It wasn’t till about a month ago that I came across a small book, I believe it is called a Primer of the Ancient World (but I have to double-check), which mentioned that the ancient Greeks had industrial cranes to help them in their large construction work. My interest piqued I started to investigate a little bit and sure enough, the ancient Greeks and Romans had construction crane sat their disposal. Here are some links to a few articles to help your own research and see that what is said about the ancient world is not always close to the truth.
The first construction cranes were invented by the Ancient Greeks and were powered by men or beasts of burden, such as donkeys. These cranes were used for the construction of tall buildings. Larger cranes were later developed, employing the use of human treadwheels, permitting the lifting of heavier weights. In the High Middle Ages, harbour cranes were introduced to load and unload ships and assist with their construction – some were built into stone towers for extra strength and stability. The earliest cranes were constructed from wood, but cast iron and steel took over with the coming of the Industrial Revolution.
For many centuries, power was supplied by the physical exertion of men or animals, although hoists in watermills and windmills could be driven by the harnessed natural power. The first ‘mechanical’ power was provided by steam engines, the earliest steam crane being introduced in the 18th or 19th century, with many remaining in use well into the late 20th century. Modern cranes usually use internal combustion engines or electric motors and hydraulic systems to provide a much greater lifting capability than was previously possible, although manual cranes are still utilized where the provision of power would be uneconomic.
In ancient Greece, the crane was used widely used. This has been substantiated by the fact that many Greek temples have stones with holes that give the impression that they were placed with the assistance of a lifting device. The development of the crane is believed to have replaced the older ramp technology that had previously been used to create large structures (such as the Pyramids in Egypt). It was however the use of the winch and pulley system that meant that the crane replaced the ramp and became far more mobile.
It was the Romans however that invested a great deal of time and energy into the crane. The Romans were renowned for their impressive construction efforts from the aqueducts of the Mediterranean to the magnificent Colosseum. The Romans developed a number of different crane varieties from the trispastos, a mobile and versatile crane to the treadmill crane, a more permanent structure capable of lifting extremely heavy weights long distances. As some roman structures have stone blocks of 100 tons and more, it is clear that the abilities of roman crane designers were immense.
Necessity is the mother of all innovation—and you won’t find a more urgent group of inventors than those under threat of being smote from above. For whatever reasons, the Ancient Greeks felt compelled to build huge temples to their gods, and traditional methods like ramps for moving and lifting the enormous building stones of massive monuments like the Parthenon just weren’t going to get the jobs done. Meet the crane: at first a simple winch and pulley system, and later a compound pulley system credited to Aristotle.

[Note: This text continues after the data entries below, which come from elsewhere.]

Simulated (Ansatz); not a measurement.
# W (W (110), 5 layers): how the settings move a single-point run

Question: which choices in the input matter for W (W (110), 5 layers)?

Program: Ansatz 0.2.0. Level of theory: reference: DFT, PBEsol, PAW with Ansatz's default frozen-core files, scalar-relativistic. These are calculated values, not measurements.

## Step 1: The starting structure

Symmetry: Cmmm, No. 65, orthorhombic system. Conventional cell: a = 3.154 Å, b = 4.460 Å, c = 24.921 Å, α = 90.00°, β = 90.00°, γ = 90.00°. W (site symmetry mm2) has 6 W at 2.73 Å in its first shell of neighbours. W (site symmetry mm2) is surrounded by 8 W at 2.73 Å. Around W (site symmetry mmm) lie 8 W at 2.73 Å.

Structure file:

Today, you can see the difference in the way temples were built in different time periods. Pre-cranes, building blocks actually tended to be much larger, because so much effort was required to push each one up a ramp that it was less labor-intensive to use bigger and fewer blocks. Post-cranes, blocks were smaller, but stacked higher, in more complicated and advanced structures, and more quickly.
Archaeologists assume that cranes were used in Greece since 900 BC (although there is no direct proof). After a recent discovery of a 2.3 ton and 2900 years old sarcophagus in Corinth an archaeologist (Guy Sanders) said: “To lower the sarcophagus into place in a controlled movement … requires some kind of temporary superstructure over the grounds so they can control the vertical movement of the stone”.
The most common tower crane used in construction today has a lifting capacity of some 12 to 20 tonnes. For quite a few construction projects in ancient history, this type of crane would be completely inadequate.
The majority of stones that make up the almost 140 discovered Egyptian pyramids have a weight of “only” 2 to 3 tonnes each, but all of these structures (built between 2750 and 1500 BC) also hold stone blocks weighing 50 tonnes, sometimes more. The temple of Amon-Ra at Karnak contains a labyrinth of 134 columns, standing 23 metres (75 feet) tall and supporting crossbeams weighing 60 to 70 tonnes each. The 18 capital blocks of Trajan’s column in Rome weigh more than 53 tonnes and they were lifted to a height of 34 metres (111 feet). The Roman Jupiter temple in Baalbek contains stone blocks weighing over 100 tonnes, raised to a height of 19 metres (62 feet). Today, to lift a weight of 50 to 100 tonnes to these heights, you need a crane like this.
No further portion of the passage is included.